The aim of this article is to provide new teachers with a framework for planning effective lessons.
The methodology presented below is effective across all ages and subjects. It is derived from my own experiences in the classroom, professional training, graduate coursework, and insights from veteran teachers.
Precisely identify the skill your students will gain after completing the lesson.
Example: Students will be able to use the Pythagorean Theorem to calculate the length of a right triangle’s hypotenuse if provided with a diagram of a triangle that includes the lengths of its other two sides.
Create a short exit quiz for students to independently take at the end of the lesson to measure how effective the lesson was. Complete this exit quiz yourself so that you have a clear, immutable idea of what mastery should look like.
Example: Calculate the length of the triangle’s hypotenuse using the Pythagorean Theorem.
Mr. Majzoub's Solution:
a² + b² = c²
8² + 15² = c²
64 + 225 = c²
289 = c²
√289 = √c²
17 = c
The length of the triangle’s hypotenuse is 17.

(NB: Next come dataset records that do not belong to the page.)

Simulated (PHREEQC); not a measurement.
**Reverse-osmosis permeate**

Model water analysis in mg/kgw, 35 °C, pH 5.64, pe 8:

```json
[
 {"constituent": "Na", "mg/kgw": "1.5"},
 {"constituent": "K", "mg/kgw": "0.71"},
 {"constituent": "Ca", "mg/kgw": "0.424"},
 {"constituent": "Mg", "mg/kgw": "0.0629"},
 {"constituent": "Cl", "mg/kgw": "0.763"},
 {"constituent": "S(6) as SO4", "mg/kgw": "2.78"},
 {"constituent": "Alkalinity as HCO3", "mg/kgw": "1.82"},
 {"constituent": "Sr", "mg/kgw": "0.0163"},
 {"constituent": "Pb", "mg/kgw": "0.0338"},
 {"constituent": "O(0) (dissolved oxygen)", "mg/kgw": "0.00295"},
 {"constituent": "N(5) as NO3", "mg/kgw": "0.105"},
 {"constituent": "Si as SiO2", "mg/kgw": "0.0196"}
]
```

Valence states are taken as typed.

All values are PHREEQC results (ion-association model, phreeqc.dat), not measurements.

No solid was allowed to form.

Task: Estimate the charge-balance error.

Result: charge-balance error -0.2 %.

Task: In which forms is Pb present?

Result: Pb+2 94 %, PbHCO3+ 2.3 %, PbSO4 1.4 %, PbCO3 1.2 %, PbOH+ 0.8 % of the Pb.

Every skill depends on the mastery of multiple microskills. You will likely present some of these microskills for the first time in this lesson, while others will have been presented earlier in your course or in prerequisite courses. Identify the key microskills your students will need to know in order to ace your exit quiz.
To calculate the hypotenuse via the Pythagorean Theorem:
- Recall the Pythagorean Theorem
- Know which triangle sides represent which variables
- Solve for a variable
- Square a number
- Take the square root of a number
- Recall the order of operations (PEMDAS)
Decide What To Teach
Label each dependent microskill as either “mastered” or “unmastered”.
Consider a microskill to be “mastered” if you estimate an “acceptable” percentage of your students have mastered it. This decision involves balancing the cost of losing students during the lesson due to their lack of mastery against slowing down students who have already mastered it.
Example: Let’s assume our students have mastered all microskills except for the higher-level lesson skill of calculating the hypotenuse via the Pythagorean Theorem.
Design The Lesson Introduction
Your lesson introduction will consist of a hook and an overview.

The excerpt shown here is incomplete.